We could read here that software is critical for HPC – a market where accelerators/GPUs are used a lot. So all we need to do is to better support all GPU-developers as a whole, not? Unfortunately something else is happening.
Each big corporation wants to have their own developers, not to be shared with the competition.
Microsoft was quite early in this with Ballmer’s “developers, developers, developers” meme. Tip of the hat to them for acting on the shortage, a shake of the head for how they acted. For .NET is was a success to steal away developers from Java and C/C++, increasing market share of Windows Server, SQL Server and more.
GPU-vendors want that too – growing the cake together they find too slow – best is to start the fight while the cake is tiny.
Result: GPU-developers are forced to learn many, many languages…
…if they choose not to only serve one hardware-vendor. So the developers are the ones who are the victim.
Large companies created their own programming languages and all kinds of APIs that only work on one specific platforms or within a tight scope – knowledge and written software cannot be used outside these artificial borders. It currently is that bad, that competing “standards” use different terminologies for exactly the same functionality. Sometimes it’s due to IP issues and such, but sometimes this is deliberate!
Just think that in CPU languages the differences would mostly be that standard words like “void” would be “blank”, “empty” or “null”. This is what is happening in the GPU languages a lot.
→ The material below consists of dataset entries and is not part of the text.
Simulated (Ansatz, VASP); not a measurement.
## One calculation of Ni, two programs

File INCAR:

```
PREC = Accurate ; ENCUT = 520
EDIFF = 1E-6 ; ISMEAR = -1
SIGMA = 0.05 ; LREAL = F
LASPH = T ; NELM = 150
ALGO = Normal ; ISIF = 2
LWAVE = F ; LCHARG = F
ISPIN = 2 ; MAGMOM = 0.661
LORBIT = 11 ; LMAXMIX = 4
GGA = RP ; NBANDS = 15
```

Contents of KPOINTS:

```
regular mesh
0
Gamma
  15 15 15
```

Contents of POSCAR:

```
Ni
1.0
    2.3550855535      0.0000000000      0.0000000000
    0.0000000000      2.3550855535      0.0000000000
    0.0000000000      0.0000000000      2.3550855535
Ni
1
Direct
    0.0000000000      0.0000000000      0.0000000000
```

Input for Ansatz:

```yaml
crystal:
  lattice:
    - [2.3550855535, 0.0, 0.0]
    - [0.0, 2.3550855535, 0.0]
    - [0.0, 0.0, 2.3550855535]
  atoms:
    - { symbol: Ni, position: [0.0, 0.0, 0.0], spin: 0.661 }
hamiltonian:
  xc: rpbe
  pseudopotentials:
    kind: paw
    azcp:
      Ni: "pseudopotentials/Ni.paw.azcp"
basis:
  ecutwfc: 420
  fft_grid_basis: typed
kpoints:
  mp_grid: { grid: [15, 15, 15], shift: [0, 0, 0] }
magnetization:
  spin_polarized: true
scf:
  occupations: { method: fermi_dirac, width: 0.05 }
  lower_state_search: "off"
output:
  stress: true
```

With all those languages the time to learn takes a lot longer – this in turn delays the training of the new wave of GPU-developers. On top of that, more time is put in fanboyism (“the red/blue/green team is better”) instead of educating each other.
So, what’s the difference between all those languages?
If you compare them to the huge variety of CPU languages – unfortunately not much.
Here at StreamHPC we know many languages to program GPUs: OpenCL, CUDA, Shaders-languages, OpenMP, RenderScript, Metal, C++AMP and more. We can remember them, because most concepts from one language can be implemented in the other. We actually prefer to use our time in getting to know more specifics of the different hardware, than to remember the different languages.
GPU-languages can be divided in two groups: host-kernel languages and pragma/magic.
The first group is so much alike, that one can be implemented in another for the largest part – unique conveniences are or hardware-dependent or easy to implement. The discussion on what’s missing is mostly on what’s not yet built in, not on capabilities.
The second is to mostly serve CPU-programmers and promises to take care of the complexity of GPU-programming – until now they all succeed in a rather easy-to-parallelise N-body simulation, not much more. We have been promised compilers that understand half-baked code since the beginning of programming – no difference here.
So what to do?
Do you really want to have this small group of GPU-developers put their time into porting between hardware architectures?
Stop reinventing the wheel to win developers. Build on top of existing languages.
For instance SPIR-V has been created to enable higher-level languages like Domain Specific Languages. Also many libraries are already out there, ready to be integrated and the 13 types of GPU-algorithms are also known for years.
With only knowing C, I can program SPARC, ARM, X86 and other CPUs. This is what also should be possible with all those different GPUs.